He added that a poor relationship among police officers, officials at the city utilities and the public have contributed to a situation where many people see the city as an enemy, not a friend.

Young, who has promised to defend her seat in June, said she wants a chance to finish the projects she started in her first two terms, including helping organize after-school programs for children, street-paving projects and efforts to improve the quality of housing available for the poor and elderly.

“I think my record shows that I work for the betterment of the whole community, not just part of the community,” she said.

As for how casino taxes are being spent, Young pointed to the Vicksburg Convention Center, water wells and street-paving projects.

“People can’t appreciate what they don’t see,” she said. “But they miss it when it’s not there, like during the water rationing period this summer.”

Young said she is particularly proud of her work for the city’s youth, and is glad to see a Jackson Street youth center about to be built.

Dillamar said he’s done his own work with young people in trying to clean up the neighborhood around his store at South and First North streets.

“My whole reason for running boils down to nine years on this corner,” Dillamar said from behind the counter of the South Street Shopette.

During that time, he started a club for local youths and chased drug dealers off neighborhood corners, he said. Police have credited him for a decrease in crime in the area.

While Dillamar argued that more facilities to help Vicksburg’s youths are desperately needed, he questioned the timing of movement on the Jackson Street youth center.

That project was stuck in neutral for nearly a decade due to budget constraints and bidding problems before being contracted out late last month just in time for the elections, Dillamar noted.

“The youth of this city have been promised the world for the past 10 years,” he said. “The children that were 8 then are now 18.”

Young said that she has worked diligently to make the center a reality.

“Some people might not understand that it takes more than a year to get some things done,” she said.

No other candidates have yet announced publicly that they plan to run in the North Ward.

In the South Ward, Vickie Bailey, head of the Kings Community Center, has announced plans to run again for the seat she sought in 1997.

Bailey took 30 percent of the vote, coming in behind current South Ward Alderman Sam Habeeb, who has said he will not run again.
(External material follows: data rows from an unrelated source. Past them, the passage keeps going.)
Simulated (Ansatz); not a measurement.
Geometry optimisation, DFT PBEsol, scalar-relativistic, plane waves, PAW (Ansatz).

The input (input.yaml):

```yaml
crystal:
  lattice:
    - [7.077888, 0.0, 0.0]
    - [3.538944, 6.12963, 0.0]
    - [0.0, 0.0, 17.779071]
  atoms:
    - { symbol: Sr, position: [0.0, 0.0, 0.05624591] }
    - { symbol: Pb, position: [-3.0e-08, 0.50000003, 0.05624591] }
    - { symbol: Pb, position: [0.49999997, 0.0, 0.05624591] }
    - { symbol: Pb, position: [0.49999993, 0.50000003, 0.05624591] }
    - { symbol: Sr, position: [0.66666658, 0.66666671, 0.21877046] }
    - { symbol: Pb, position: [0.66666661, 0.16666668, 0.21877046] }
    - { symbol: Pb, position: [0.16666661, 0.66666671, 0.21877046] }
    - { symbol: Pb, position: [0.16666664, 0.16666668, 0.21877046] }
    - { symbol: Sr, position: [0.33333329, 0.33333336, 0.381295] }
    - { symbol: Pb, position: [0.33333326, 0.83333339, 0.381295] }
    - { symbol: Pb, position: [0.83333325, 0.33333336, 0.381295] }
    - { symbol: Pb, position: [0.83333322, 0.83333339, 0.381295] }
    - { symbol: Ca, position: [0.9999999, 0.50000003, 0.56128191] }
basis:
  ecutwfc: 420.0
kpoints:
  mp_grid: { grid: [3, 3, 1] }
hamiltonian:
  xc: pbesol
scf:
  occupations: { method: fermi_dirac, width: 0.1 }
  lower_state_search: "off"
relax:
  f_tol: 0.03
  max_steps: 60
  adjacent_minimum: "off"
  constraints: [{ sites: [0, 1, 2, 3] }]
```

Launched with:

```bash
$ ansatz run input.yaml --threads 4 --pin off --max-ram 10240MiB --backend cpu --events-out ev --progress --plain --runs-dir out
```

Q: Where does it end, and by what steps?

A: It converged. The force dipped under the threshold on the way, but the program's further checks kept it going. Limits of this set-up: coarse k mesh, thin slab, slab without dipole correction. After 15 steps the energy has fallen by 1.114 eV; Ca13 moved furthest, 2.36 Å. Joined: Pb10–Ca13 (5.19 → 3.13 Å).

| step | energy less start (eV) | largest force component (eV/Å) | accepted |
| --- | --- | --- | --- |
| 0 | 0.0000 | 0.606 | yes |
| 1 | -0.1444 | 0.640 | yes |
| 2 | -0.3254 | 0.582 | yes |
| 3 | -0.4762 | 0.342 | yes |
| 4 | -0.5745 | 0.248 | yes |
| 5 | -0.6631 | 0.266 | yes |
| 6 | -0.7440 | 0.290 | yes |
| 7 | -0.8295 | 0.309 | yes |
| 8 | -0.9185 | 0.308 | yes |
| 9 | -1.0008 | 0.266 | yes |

Another candidate in the 1997 race, Travis Wayne Vance, has indicated that he might make another run at the seat, although he hasn’t made a statement of his intentions, and could not be reached for comment.

Vance took 28 percent of the vote in 1997.

Pamela Johnson, a hair stylist who once trimmed Oprah’s name into her locks for a television commercial, said in a letter to the editor that she was considering running for the seat.

Contacted Wednesday, she said she would be kicking off her campaign in earnest after Nov. 1.